How do improve the accuracy of this averaging program

Hello,

My first post, been following a set of tutorials online. And it had been writing an averager, were the number of values to be summed was defined in the code. I wanted this to be "user" set. So I attempted to give it a go. I got quite far through it and ran this. It was at that moment i realized I had an inaccuracy because i had absorbed each number as an int type. What i would like to do is to swap it out so that the program can output a decimal. I understand that this will mean i will have to use floats and doubles. But no idea how because most of what I've done has been copied (/tweaked) from examples within the course.

If anyone could help me alter this code so that it will handle decimal places and output decimal results that would be a great help.

Alge4

Code :

package averager;
import java.util.ArrayList;
import javax.swing.JOptionPane;
public class Averager {
public static void main(String[] args) {
//Declare variables
ArrayList<Integer> list = new ArrayList<Integer>() ;
int Number, i;
int total =0;
int average = 0;
Number = Integer.parseInt(JOptionPane.showInputDialog("Please the total amount of numbers to be averaged."));
int[] grid = new int[Number];
i =0;
while(i < Number ){
list.add(Integer.parseInt(JOptionPane.showInputDialog("Please enter number" + (i+1) + "of the numbers to be averaged.")));
i++;
}
for(i=0;i<Number;i++){
grid[i]= list.get(i);
}
for(i=0;i<Number;i++){
total = grid[i]+total;
}
average= total/Number;
JOptionPane.showMessageDialog(null,"The average of your "+Number+" Number(s) is: "+average);
}
}

Re: How do improve the accuracy of this averaging program

Quote:

It was at that moment i realized I had an inaccuracy because i had absorbed each number as an int type.

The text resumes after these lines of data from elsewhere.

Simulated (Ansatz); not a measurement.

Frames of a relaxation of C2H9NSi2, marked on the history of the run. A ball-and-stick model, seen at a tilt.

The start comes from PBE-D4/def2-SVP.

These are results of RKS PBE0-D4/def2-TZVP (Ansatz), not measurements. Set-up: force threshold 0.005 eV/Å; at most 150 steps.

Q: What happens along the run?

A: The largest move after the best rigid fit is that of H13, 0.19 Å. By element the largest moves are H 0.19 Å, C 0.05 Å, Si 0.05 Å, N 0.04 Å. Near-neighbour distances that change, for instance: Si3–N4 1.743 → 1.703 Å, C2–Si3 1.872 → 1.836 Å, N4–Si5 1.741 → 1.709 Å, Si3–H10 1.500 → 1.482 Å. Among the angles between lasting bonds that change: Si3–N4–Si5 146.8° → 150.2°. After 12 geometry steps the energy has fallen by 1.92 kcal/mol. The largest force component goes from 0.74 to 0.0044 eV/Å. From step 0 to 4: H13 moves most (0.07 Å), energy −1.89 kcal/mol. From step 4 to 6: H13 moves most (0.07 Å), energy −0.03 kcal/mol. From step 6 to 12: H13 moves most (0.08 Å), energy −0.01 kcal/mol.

Start there. Then work on upgrading the math and the output

Re: How do improve the accuracy of this averaging program

You can still have all the values as ints. When it comes to calculating the average you need at least one floating point value.

9 / 2 = int

9.0 / 2 = double

9 / 2.0 = double

9.0 / 2.0 = double

Easiest solution for you would be to have the denominator as a double.